I’ll admit that I initially didn’t get too excited by the prospect of yet another new Batman. I happened to like Ben Affleck as Batman and wasn’t quite ready to accept the guy from Twilight as his would-be replacement. To go along with that, I was fully invested in the Snyderverse and didn’t want to switch directions from that, either. Furthermore, it wasn’t the idea of a parallel Earth that bothered me. I’ve been enjoying DC comics since 1980 and am therefore very comfortable with the multiverse plot device. I am fine with a few different Batmans running around in my movies. I just didn’t think I wanted this Batman because it looked as though it would simply be a retread of Nolan’s films.

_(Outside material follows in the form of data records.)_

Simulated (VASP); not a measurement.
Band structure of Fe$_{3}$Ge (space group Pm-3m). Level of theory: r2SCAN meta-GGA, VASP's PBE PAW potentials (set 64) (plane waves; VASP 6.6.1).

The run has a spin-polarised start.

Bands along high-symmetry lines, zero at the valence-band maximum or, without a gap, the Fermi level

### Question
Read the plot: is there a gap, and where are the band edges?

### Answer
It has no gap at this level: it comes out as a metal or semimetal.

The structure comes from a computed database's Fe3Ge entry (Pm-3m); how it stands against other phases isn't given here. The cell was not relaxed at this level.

Let me say this clearly and in all caps: I WAS WRONG.
The Batman depicted the comic book character we know and love more closely than any other version I’ve seen on screen. Also, the film was dark, gritty, street level, violent, rainy, and seething with noir.
Robert Pattinson, the aforementioned Twilight guy–fantastic. His Batman was physical, cerebral, brooding, and emotionally damaged. Best of all? He wore the costume for 90% of the movie. (It had to be absolute hell for Pattinson to film this thing, by the way. I read somewhere the costume weighed 60 pounds.) This Batman truly seemed detached from his emotions. He didn’t strike me as a rich guy with fancy gizmos. He honestly depicted a man unable to overcome his emotional devastation while seeking solace by beating criminals to a pulp. Yet there was an emotional vulnerability to his Batman as well. Watch closely for his reactions when kids are being impacted by crime. It’s subtle, but it’s there, and also laid the psychological groundwork for how a “Robin” could even be possible in Batman’s world. Speaking of subtle, Pattinson is definitely the strong, silent type. The camera made a point to zero in on Batman’s face often. There Pattinson did his best acting. A flutter of the eyelids. The setting of the jaw. The dead stare daring someone to challenge him. It was remarkable.
Of course, I must give credit to Pattinson’s costars as well. Jeffrey Wright as Jim Gordon proved a force. I never thought anyone could challenge Gary Oldman’s hold on the character, but Wright most definitely has. He and Pattinson delivered an unspoken, unbreakable trust between Gordon and Batman. However, I’m not sure we’ve ever seen a more compromised Jim Gordon. Gordon is constantly vouching for Batman, squirming as he’s questioned for bringing a vigilante to a crime scene, yet totally confident in the masked man’s help and moral center. Again, it’s a complicated balance to accomplish, but they managed to pull it off. It mirrored what we’ve seen in the comics for decades. Have you ever seen Batman investigating a crime scene while surrounded by the police in any other Batman movie? No, but it’s common in the comic books. It was stunning to see Batman, Gordon, and a crowd of police officers crowded in a room studying evidence together.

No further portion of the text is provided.